Springtime on White Coomb
Sunday, March 28th, 2010
The hill was worthy of its name today. From the snow-covered summit dome of White Coomb white-topped hills rolled on in every direction.
Northumberland’s Cheviot appeared as a vast whale-back, shining above its black outliers. The rise of the Pennines gave way to the snowy Lake District fells and past the pewter waters of the Solway Firth the darker outline of Criffel stood proud.
In the north, beyond Hart Fell and Broad Law and across the flats of the central belt, the highland hills rose in a frontier of white, their clarity only slightly distorted by whisps of muirburn smoke.
Closer at hand there were even fewer hints of springtime’s arrival. Below the frowning crags of Lochcraig Head the waters of Loch Skene were still frozen, although the tumultuous course of its Tail Burn now ran freely to form the Grey Mare’s Tail that drops precipitously down into Moffatdale.
We had followed the course of the cataract from the National Trust for Scotland car park beside the A708 Moffat to St Mary’s Loch road. Despite the cold there must have been an element of snow melt for the waterfall was impressive and the burn above it was lively, freed as it was from the confines of freezing ice that has captured its spirit for much of the winter. The cascades and cateracts could roar again, the voice of the mountain calling out to anyone who will listen.

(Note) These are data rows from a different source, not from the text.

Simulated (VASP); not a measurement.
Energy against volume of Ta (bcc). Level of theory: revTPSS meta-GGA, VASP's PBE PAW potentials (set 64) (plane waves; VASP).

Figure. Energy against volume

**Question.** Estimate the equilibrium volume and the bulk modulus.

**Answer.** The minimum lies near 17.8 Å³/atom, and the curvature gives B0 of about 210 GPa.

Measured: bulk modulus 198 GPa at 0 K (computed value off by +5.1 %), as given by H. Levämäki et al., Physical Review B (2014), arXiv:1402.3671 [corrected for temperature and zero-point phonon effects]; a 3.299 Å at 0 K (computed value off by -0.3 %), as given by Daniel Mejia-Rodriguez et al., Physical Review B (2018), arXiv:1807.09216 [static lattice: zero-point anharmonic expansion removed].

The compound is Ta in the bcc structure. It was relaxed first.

It’s so easy to anthropomorphise elements of these wild places. We mountain writers do it all the time – poets are even worse. Indeed, Sir Walter Scott, a man who knew these hills and dales well, once reckoned that any poet, however poor his attainments, can describe a waterfall. Indeed, he described the Grey Mare’s Tail as: “White as the snowy charger’s tail,/ Drives down the pass to Moffatdale.” Mmm, sounds more like William Topaz McGonagall.
Although it’s not the highest waterfall in Scotland, the crashing sixty metres drop of the Grey Mare’s Tail is certainly one of the most spectacular, and indeed, motivated Sir Walter Scott, despite his literary theories, to pen a rather grandiose poem about those waters which hurl down the dark abyss from “dark Lochskene/Where eagles scream from shore to shore.”
I guess he used a bit of poetic license there for I doubt if you’ll see eagles there today, although you might see peregrine falcons. And once the snow melts and the ice on Loch Skene gives way to warmer temperatures then black-headed gulls will return to nest on the reedy shores and colourful displays of wild flowers will decorate the ferociously steep banks of the Grey Mare’s Tail.
Beyond the waterfall, and above Loch Skene, the south Tweedsmuir hills cut an empty, desolate quarter of Dumfries and Galloway. Rising between the Moffat Water and the source of the Tweed, these are well-rounded hills with boggy skirts that exude a very definite air of wet and wildness. The place names describe the nature of the land - Rotten Bottom lies between White Coomb and Hart Fell, and Dead for Cauld is just south west of the Megget Reservoir. I’d love to know the story behind that name, although I got a hint of it as we filmed the views from the summit of the 2696ft/822m White Coomb for BBC Scotland’s Adventure Show. A bitterly cold north westerly had me frozen as I waited for Paul, our cameraman, to do his stuff and although I wasn’t quite dead for cauld, I was relieved when we could start moving again. Television? Glamorous? You’re having a laugh!
White Coomb is the highest point of a network of ridges that lie south-east of the town of Moffat. The ridges are broad, giving way to steep-sided valleys and narrow cleughs, and can be linked to make extensive high level hill walks. The whole area is a walkers’ delight and it’s one of life’s curiousities that so many people are intent on driving past these hills on the way to the highlands, while others drive past them as they make for the fells of the Lake District. I guess the bonus of that is that these South Tweedsmuir hills are left for the connoisseur of the high and lonely places.